As I've written before, patent trolls drain billions of dollars from the U.S. economy every year by exploiting a complex patent system to extort money from thousands of legitimate companies around the country. The troll business model is as simple as it is malicious: Because the patent system is heavily weighted towards patent owners, it's easy for a patent troll to mount an infringement suit and it's costly -- often $2-5 million -- for others to defend against it. That means large and small companies alike are willing to pay a troll solely to settle and avoid the time and expense of a protracted legal battle.
Because the costs of being a patent troll are comparatively low, this business model can be extremely profitable, and more and more companies are starting up for the sole purpose of using patents to extract money from honest businesses. Nobody is immune to being a patent troll target, and that fact is beginning to drive some innovators away from founding new startups.

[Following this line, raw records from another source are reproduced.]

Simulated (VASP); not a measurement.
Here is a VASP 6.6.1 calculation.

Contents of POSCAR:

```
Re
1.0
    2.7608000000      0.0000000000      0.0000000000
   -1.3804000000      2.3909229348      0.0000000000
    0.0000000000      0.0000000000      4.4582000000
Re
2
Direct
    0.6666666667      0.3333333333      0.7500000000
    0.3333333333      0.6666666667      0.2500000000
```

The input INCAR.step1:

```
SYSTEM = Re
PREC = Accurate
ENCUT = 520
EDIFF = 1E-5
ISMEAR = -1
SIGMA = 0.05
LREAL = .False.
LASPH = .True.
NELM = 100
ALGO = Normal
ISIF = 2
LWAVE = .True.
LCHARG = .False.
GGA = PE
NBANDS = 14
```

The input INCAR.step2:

President Obama recognizes the problem; he called for patent reform both a year ago and again in his State of the Union address this year. And the House of Representatives has already passed the Innovation Act by an overwhelming bipartisan vote (325-91).
Now it's the Senate's turn to act, and the Senate Judiciary Committee has been working long hours on its bill. Just before the Senate left for a two-week recess earlier this month, Chairman Patrick Leahy (D-Vermont) announced a "broad bipartisan agreement" on patent reform. Senator Leahy plans to release the revised bill when the Senate returns.
The drafts that have circulated so far include balanced, bipartisan solutions that would address the patent troll problem in a few ways. First, they would require a patent holder to provide basic but important details, most critically what the defendant is actually accused of doing. Under the current law, a patent owner need only identify the patent it's asserting and state that the defendant is infringing, without having to point to anything more specific. This leaves businesses in the frustrating position of having to spend thousands of dollars just to find out what they're being accused of.
Second, the drafts also discourage frivolous patent infringement suits by making it easier for those unfairly targeted to obtain an award of fees and expenses. Until now, courts have rarely awarded attorney fees even in meritless cases. And by putting limits on discovery, the Innovation Act can prevent the trollish tactic of driving up discovery costs as a way to bully defendants into negotiation and settlement. These provisions work together to disincentivize the troll business model of manipulating patent litigation.
Regrettably, the bill does not include a provision to address patent quality. Such a provision would have made the bill even more effective.
I am gratified to see the time and intellect the Senate Judiciary Committee has devoted to getting this right amid enormous pressure from those misusing the patent system. Committee members spent weeks listening to stakeholders and holding substantive, in depth discussions. Now we're likely see the bipartisan agreement in principle that Senator Leahy mentioned reflected in a manager's amendment later this week.
The House has already acted; the White House has said enough is enough. It's time for the Senate to do their part to reform the patent system so that it rewards innovation -- not trolls trying to manipulate the system. The legislation Senator Leahy plans to propose this week would bring us one step closer to a balanced, workable solution that will take some of the profit out of the patent troll playbook. It's one that anyone who understands the role of patents in innovation and cares about the overall economy should support.